Papers I Read Notes and Summaries

Remembering for the Right Reasons - Explanations Reduce Catastrophic Forgetting

Introduction

  • The paper hypothesizes that catastrophic forgetting can happen if the model can not rely on “reasoning” used for an old datapoint. If that is the case, catastrophic forgetting may be alleviated when the model “remembers” why it made a prediction previously.
  • The paper presents a simple instantiation of this hypothesis, in the form of a technique called Remembering for the Right Reasons (RRR).
  • The idea is to store model explanations, along with previous examples in the replay buffer. During replay, an additional explanation loss is used, along with the regular replay loss.
  • Link to the paper
  • Link to the code

Setup

  • The model is trained over a sequence of data distributions in the class-incremental learning setup. A single-head architecture is used so that the task ID is not required during inference.
  • Along with the standard replay buffer (\(M^{rep}\)) for the raw input examples (from different tasks), another replay buffer (\(M^{RRR}\)) is maintained for storing the “explanations” (in the form of saliency maps), corresponding to examples in \(M^{rep}\).
  • RRR is implemented as an L1 loss on the error between the saliency map generated after training on the current task and the saliency map in \(M^{RRR}\).
  • Saliency maps need to be generated while the model is training. This requirement rules out black-box saliency methods, which can be used only after training.
  • The gradient-based white-box explainability techniques that are used include:
    • Vanilla backpropagation - Perform a forward pass through the model and take the gradient of the given output class with respect to the input.
    • Backpropagation with SmoothGrad - Saliency maps generated using Vanilla backpropagation can be visually noisy. These maps can be improved by adding pixel-wise Gaussian noise to n copies of the image and averaging the resulting gradients. The paper used n=40.
    • Gradient-weighted Class Activation Mapping (Grad-CAM) - Uses gradients to determine the importance of feature map activations on a given prediction.
  • RRR can be easily used with memory and regularization based approaches.
  • The paper combined RRR with the following standard Class Incremental Learning (CIL) models:

Experiments

Few-Shiot Class Incremental Learning

  • C-way K-shot class incremental learning with C classes and K training samples per class and b base classes to learn as the first task.
  • Caltech-UCSD Birds dataset with 100 base classes and remaining 100 classes divided into ten tasks, with three samples per class. The test set is not changed.
  • In teems of saliency maps., Grad-CAM is better than Vanilla Backpropagation, which in turn is comparable to SmoothGrad. The same trend is seen in terms of memory overhead, with Grad-CAM having the least memory overhead.
  • Adding the RRR loss improves the performance of all the baselines.

Standard Class Incremental Learning

  • CIFAR100 and ImageNet100 with a memory budget of 2000 samples.
  • Adding the RRR loss improves all the baselines’ performance, and the gains for ImageNet100 are more significant than the gains for CIFAR100.

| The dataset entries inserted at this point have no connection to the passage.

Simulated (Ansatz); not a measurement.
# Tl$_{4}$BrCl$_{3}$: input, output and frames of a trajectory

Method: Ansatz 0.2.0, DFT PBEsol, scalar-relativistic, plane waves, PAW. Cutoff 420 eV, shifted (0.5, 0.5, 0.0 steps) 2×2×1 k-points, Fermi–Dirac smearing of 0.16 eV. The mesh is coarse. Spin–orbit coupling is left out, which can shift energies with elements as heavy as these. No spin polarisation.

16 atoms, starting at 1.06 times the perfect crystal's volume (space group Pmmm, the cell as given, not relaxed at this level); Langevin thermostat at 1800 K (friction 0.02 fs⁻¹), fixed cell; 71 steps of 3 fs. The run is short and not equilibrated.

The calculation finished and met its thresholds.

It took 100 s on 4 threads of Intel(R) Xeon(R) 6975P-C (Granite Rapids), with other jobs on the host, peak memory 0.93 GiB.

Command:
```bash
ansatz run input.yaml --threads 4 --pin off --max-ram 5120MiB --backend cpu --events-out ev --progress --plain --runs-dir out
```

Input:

How often does the model remember its decision for the right reason?

  • The paper uses the Pointing Game (PG) experiment, which uses the ground truth image segmentation to define the true object region.
  • If the maximum attention location (in the predicted saliency map) falls inside the objects, it is considered a hit, else a miss. A hit on a previous example is considered a proxy for the model remembering its decision for the right reason.
  • The precision and recall are reported for the hit metric. Using RRR increases both precision (i.e., less often the model makes the correct decision without looking at the right evidence) and recall (i.e., less frequently does the model makes an incorrect decision, despite looking at the proper evidence).